Thursday, April 16, 2009 4:30:30 PM

Post# of 249195
Lenovo unveils Hardware Password Manager

http://www.echannelline.com/usa/story.cfm?item=24446

Lenovo unveils Hardware Password Manager

by Mark Cox

Lenovo has announced the Lenovo Hardware Password Manager, a universal tool that allows companies to get full value from hard disk encryption by letting IT administrators remotely manage employee hard drive passwords.
"This is an industry first," said Stacy Cannady, product manager, security, at Lenovo. "No one else is able to centrally manage all available brands of fully encrypted drives."

Cannady said that the full potential of encrypted drives has not been utilized previously because they were such a nuisance to manage, many companies chose not to deploy them. The core of the management technology has existed for years, being developed by IBM in the 1980s. But applying it in such a way that conformed with modern privacy laws, particularly in the EU, where such laws are more stringent was one challenge. And doing it using the PC BIOS, where difficulty in programming there made OEMs understandably reluctant to see changes made to it, was another. Consequently, adapting the IBM technology to this solution required four years of development.

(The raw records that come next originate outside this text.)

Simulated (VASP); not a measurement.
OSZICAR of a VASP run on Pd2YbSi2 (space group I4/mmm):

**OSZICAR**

Hardware Password Manager deals with these issues by having two separate passwords, IT administrators create the "real" password within a "vault" in the PC's BIOS. The administrator can then deploy the PC or remotely send the installation package to an employee's PC in the field. When the employee turns the PC on, he or she will choose their own unique user ID and password to access the PC's hard drive. Similarly, when the employee enters his or her user ID and password, it will also unlock the fully encrypted hard drive.

"The result is that the user does not know the 'real' password, and the administrator does not know individual users' passwords." Cannady said. But the administrator will have access to the encrypted drive if the user forgets their own password.

Where companies do not manage employees' hard drive passwords, a drive would have to be sent to a third party for recovery if an employee forgot a password for their PC's hard drive, and if the drive happened to be encrypted, the data would be unrecoverable. For the small number of companies that do manage employees' passwords, password resets would most likely require on-site support, adding time and expense for the organization. A Gartner study found that help-desk related calls, including password resets, can cost companies up to $18 per call, which can add up quickly across a large organization.

Hardware Password Manager is thus particularly attractive to very large firms. But Cannady said that in some industries, particularly those related to defense, regulation and contract requirements mandate certain BIOS configurations, and without central management of the supervisor password, meeting that requirement can be costly and labor intensive. Password management is also attractive to companies which face compliance requirements, and this covers a broad range, from banks, to doctors' officers to certain types of retail organizations.

While VAR opportunities with Hardware Password Manager in very large firms is likely limited, Cannady said that it has real potential for them as a managed services play.

"For VARs, there is a real opportunity here to create a managed services solution for smaller companies, who can see the value in having this provided as a service," he said.

Lenovo Hardware Password Manager will be available worldwide starting in early May.